Lauren Dornfeld – Bringing Business and Organizational Expertise to Technology
I am a Senior Manager with Imaginea, where I partner with companies nationwide and across industries to ensure their digital touchpoints are optimized and engaging for their users. Whether they are customers, employees or partners.
From Retail to Technology
I sort of fell into a career in technology. I began my career in retail. After receiving my MBA, I ended up on a path that led me to technology – working with predominantly retailers and CPG clients across the U.S. I’ve been in technology for a little over 4 years now. I’ve stayed in tech because of how fast moving and innovative the industry is.
I don’t consider my journey to technology to be a straightforward one, in the sense that my education was unrelated as was the beginning of my career. In college I was a double major in History and Spanish. I began my career in retail and later completed an MBA with concentrations in Finance and Strategy.

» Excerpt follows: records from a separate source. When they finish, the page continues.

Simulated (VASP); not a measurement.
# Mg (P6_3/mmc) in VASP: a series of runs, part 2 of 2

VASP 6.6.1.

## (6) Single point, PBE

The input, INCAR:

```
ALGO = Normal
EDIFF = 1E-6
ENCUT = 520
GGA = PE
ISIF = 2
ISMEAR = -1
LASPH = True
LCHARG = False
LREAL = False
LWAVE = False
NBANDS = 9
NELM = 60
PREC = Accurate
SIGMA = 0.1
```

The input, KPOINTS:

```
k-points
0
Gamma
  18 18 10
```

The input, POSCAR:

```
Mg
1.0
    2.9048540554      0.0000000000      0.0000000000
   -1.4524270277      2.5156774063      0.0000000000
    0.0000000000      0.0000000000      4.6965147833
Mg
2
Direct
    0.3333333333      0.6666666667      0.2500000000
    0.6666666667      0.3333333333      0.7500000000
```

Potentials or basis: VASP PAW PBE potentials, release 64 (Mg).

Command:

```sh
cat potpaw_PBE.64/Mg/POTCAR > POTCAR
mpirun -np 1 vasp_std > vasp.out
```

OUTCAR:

After spending about a year in economic development, a move that brought me south to Atlanta, I was recruited into my first technology job. It was not based upon my technical abilities, but my industry and domain knowledge of retail and CPG, in addition to my MBA education. My employer was looking to bring on new hires that could round out its predominantly technical workforce with people who could understand the organizational strategies of the companies we were working with. They were looking for opportunities where technology could give them an edge in the marketplace, create efficiencies, or create new connections with customers.
Encouraged by Mentors
I’ve had a few mentors over the course of my career that have made an impact. When you’re a young female in a predominantly male industry, it can be somewhat easy for you to doubt yourself or be over cautious at every move. Each of my mentors played a role in encouraging me to have confidence and trust in my abilities, and that I add value to my clients and employers.
I don’t think this is surprising, but blockchain is a huge buzzword within the industry right now. It goes beyond just cryptocurrencies. While the technology isn’t necessarily new, a lot of enterprises have just started to explore use cases and strategize where it makes sense to incorporate blockchain into their ecosystems. Another area is AI. I’ve seen a lot of enterprises finding impressive impact, not only in cost reduction, but also data integrity by adopting AI, such as robotic process automation, into their organizations.
Looking Back and Looking Forward
I anticipate numerous technological advancements in the next decade or two (proliferation of AI, anyone?). What I find more fascinating to watch for is how technological advancements and the digitalization of the world will impact society. Much of what we’ve witnessed through history is how a new technology can be a divider between ‘haves’ and ‘have nots.’
For example, when the car first reached the market (pre-Henry Ford), it was predominantly those of higher incomes who could afford the luxury and convenience of the invention. Ford’s standardization and thus cost reduction of production democratized the automobile and forever changed society. It in part gave rise to the American middle class. The same trend could be seen in personal computing, where the cost was rather prohibitive in its infancy.
Flash forward to today. We are living through the democratization of technology. This has a huge impact on societies across the globe – particularly in developing nations. A prime example is what mobile has done. Whether it be greater access to information, capital or services such as healthcare, mobile technology has vastly impacted the ability for the traditional ‘have nots’ to experience some of the same opportunities, or modern human necessities as those of greater economic means.
This opportunity has enabled developing nations to advance themselves and leapfrog developed nations in adoption of new technology. Mobile payments is a great example. Overall, this phenomenon will only be accelerated in the next 20 years as more people gain access to technology.
Perception of Women in Technology
If I could change anything about the field, I would want to alter the perception of women in technology. I don’t think this is simply men’s perception of women in the field, but that women can often subjugate themselves to undue criticism that can hinder their ability to grow professionally. This ultimately results in fewer women in leadership positions. Fewer women leaders don’t bode well for the industry, or the companies they’re a part of.
Sharpen Your Skills
Technical acumen is incredibly important in technology, and more so depending on what career you are trying to pursue. However, some of the most successful people have a blend of technical skills and business strategy knowledge. It enables them to see the big picture and dive deeper to find a technical solution to a problem.
There is a Place for You in Technology
There is a world of opportunities in technology. It’s important to go beyond the traditional mindset that only engineers and developers have a place in the industry. There are numerous opportunities for “non-techie” people to make an impact in technology. It’s easier to pick up technical skills quickly than it would be to learn business strategy in the same timeframe. It can take years to build up your knowledge of businesses across various industries and is often something that is best learned via experience.
Having a strong foundation in this area allows you to get ‘out of the weeds’ of technology and have meaningful conversations with a company’s leadership (whether your own or a client). You’ll add great value to the process.
Lauren Dornfeld is a Senior Manager with Imaginea. She is an IT-oLogy Tech Hero!